Marina Bay Sands, Casino Floor 2, Singapore
Tel: +65 6688 8501
Update: It was just announced recently that Santi will be closed from early March 2012. This was not a surprise development especially after the passing of Santi Santamaria as his family has decided to consolidate and concentrate on the restaurants in Spain instead. It is a great misfortune for the Singapore dining scene with the withdrawal of such a good restaurant and the standards it has set during its time here.
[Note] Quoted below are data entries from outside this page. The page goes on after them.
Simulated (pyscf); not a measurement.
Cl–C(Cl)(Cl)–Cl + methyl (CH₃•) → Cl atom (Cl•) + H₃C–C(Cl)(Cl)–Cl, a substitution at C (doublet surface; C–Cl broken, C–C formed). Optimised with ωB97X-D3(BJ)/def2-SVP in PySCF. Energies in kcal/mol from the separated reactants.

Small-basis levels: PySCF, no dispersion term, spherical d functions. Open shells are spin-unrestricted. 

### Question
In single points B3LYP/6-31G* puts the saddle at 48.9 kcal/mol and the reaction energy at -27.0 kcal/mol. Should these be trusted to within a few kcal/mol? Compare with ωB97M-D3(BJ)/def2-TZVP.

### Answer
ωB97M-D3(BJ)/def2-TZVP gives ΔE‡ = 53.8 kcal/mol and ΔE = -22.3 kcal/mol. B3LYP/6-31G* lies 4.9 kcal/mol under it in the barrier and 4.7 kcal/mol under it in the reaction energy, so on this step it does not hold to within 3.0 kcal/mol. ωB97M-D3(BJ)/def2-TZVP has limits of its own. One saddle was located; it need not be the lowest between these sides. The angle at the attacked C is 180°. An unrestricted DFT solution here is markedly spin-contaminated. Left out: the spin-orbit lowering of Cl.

With the opening of the Marina Bay Sands and Resorts World Integrated Resorts (politically-correct way of describing a casino nowadays), the dining scene in Singapore has been taken up a whole new level with the flood of 'celebrity chefs', each jostling to make an impression in a new market. At Resorts World, Kunio Tokuoka from Japan is already open while Robuchon will be here later this year. At Marina Bay Sands, lineup of celebrity chefs is even more impressive; from the much talked-about Waku Ghin (by Tetsuya) and Guy Savoy, to Santi, Cut (by Wolfgang Puck), Mozza (by Batali) and DB Bistro Moderne (by Daniel Boulud).
As a result, the fine dining standards in Singapore have been redefined, and the few local fine dining establishments which have monopolised the market in the past decade will be forced to shake themselves out of complacency or be left behind.
We went to Cut a month ago but as the place was too dark (it has the setting of a club, with loud clubby music and a distinct lack of lighting), we could not take any meaningful pictures to post, hence our first review of a 'celebrity chef' restaurant in Singapore will be Santi, which we dined at in January this year.
Of the stable of celebrity chefs in Singapore, Santi Santamaria is probably one of the less well-known in Singapore. He is one of the top chefs in Spain with a couple of very highly regarded restaurants in Spain, but this is his first foray into East Asia. His restaurant here is located on the second floor of the Casino, and our take of the decor was 'country chic' with wooden floors and exposed brick walls. At first glance, it did not appear to be a very luxurious setting, but once we were seated, the tableware and glassware, as well as the service, were of the standard expected of a top restaurant.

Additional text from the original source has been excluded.